From here Pippin moves on to describe “naïve reading” as a “first level” response to a literary text. Pippin describes naïve reading as “an aesthetic experience that is by its nature resistant to restatement in more formalized, theoretical or generalizing language.” However, I wonder if the difference between a theoretical and a naïve reading is the same as the difference between a disorganized reading and an organized one, between a private response and a public one. Furthermore, I suspect that the issue has less to do with readerly intent than the cultural status of the text. Most educated people can come up with a naïve reading of a popular culture text all by themselves, There’s a difference between a Stephanie Meyer Twilight novel and a Henry James novel. A naïve reading of the latter ignores the uniqueness of James’s language–of what makes a novel a Henry James novel.
I’d like to make two more points, both tangentially related to Pippin’s argument. First, I think that critical theory is both an attempt to make literary studies more scientifically objective and an updating of a very old belief of literary studies: that the study of literature prepare you for the study of anything, that to be a good explicator of Keats is the same thing as being a good lawyer or banker or diplomat.

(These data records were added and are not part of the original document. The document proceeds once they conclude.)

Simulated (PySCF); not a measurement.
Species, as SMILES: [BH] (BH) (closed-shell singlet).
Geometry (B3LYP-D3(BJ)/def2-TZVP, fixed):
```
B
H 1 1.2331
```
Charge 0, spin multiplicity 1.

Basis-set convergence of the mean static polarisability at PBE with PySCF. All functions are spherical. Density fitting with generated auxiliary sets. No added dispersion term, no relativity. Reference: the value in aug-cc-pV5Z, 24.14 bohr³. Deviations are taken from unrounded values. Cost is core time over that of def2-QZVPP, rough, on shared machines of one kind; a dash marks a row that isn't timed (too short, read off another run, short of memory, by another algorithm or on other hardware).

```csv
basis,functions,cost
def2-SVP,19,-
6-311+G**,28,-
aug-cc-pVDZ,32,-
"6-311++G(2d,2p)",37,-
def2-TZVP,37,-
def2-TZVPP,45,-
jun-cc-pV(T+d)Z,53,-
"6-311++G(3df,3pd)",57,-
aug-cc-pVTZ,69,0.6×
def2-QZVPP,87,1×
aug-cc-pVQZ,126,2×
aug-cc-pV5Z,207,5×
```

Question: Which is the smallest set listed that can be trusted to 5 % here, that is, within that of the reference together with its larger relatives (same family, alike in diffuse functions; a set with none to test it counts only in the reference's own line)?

Second, in addition to trying to recreate the ways in which Dickens was read and interpreted in the nineteenth century, a scholarly research project, we should be trying to understand how audiences read today. Is a naïve reading possible or even desirable in the Internet age? Can critical theory be a better way to unify one’s response to the texts that come at us from everywhere and at unprecedented speeds? In the age of digital reading, do we need more systematization, or less?